Trinidad and Tobago is drafting green hydrogen policies to transition its gas-based industries to the emerging fuel, starting with ammonia, the energy ministry told Argus.
In one $300mn project, BP and Shell will produce 130MW from two solar farms to run an electrolyzer that would produce 27,200 t/yr of green hydrogen by 2024, the ministry said.
Trinidad's state-owned utility NEC and state-owned natural gas firm NGC have concluded agreements with local energy consultancy Kenesjay Green subsidiary NewGen to manage the green ammonia project. Kenesjay Green has not responded to a request from Argus for project details.
"This will be one of the biggest green hydrogen ventures globally," the ministry said. "It will provide the basis for a move away from our use of natural gas.
"We see this leading to increased production of green hydrogen to produce green ammonia, and later for use in other aspects of the country's energy."
Trinidad's planned shift to hydrogen coincides with years of gas supply curtailments to petrochemical, fertilizer and LNG plants owing to a shortfall in production.

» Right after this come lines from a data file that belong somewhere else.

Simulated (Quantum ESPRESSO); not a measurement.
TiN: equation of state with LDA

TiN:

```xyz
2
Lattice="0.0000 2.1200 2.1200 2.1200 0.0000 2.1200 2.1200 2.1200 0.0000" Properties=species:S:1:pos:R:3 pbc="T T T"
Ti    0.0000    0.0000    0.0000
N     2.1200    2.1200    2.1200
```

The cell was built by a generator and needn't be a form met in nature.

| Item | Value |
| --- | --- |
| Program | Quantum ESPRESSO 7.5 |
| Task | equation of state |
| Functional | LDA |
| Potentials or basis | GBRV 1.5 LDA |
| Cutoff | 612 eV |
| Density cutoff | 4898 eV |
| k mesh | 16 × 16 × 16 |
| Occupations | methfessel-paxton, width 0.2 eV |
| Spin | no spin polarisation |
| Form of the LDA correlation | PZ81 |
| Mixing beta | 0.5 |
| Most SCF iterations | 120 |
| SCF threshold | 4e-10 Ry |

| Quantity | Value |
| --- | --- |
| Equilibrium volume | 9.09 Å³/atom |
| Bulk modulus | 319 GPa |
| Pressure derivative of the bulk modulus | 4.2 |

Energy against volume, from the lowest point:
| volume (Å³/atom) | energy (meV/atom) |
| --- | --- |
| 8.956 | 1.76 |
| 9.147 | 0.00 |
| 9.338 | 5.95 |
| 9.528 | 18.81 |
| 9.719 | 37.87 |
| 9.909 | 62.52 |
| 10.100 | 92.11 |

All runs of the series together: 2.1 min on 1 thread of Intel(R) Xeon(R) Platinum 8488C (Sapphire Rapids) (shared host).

Ammonia exports from Point Lisas reached a monthly high for 2021 of 368,000t in June, while January-June exports were down by around 16pc at 1.8mn t on the year, driven by outages and gas curtailments. Gas supply shortages took one of Nutrien's four ammonia units off line and Koch's facility was running at lower rates.
Trinidad joins a regional push to develop hydrogen, with Brazil and Chile leading the way. Colombia also issued a draft roadmap for the new fuel last week.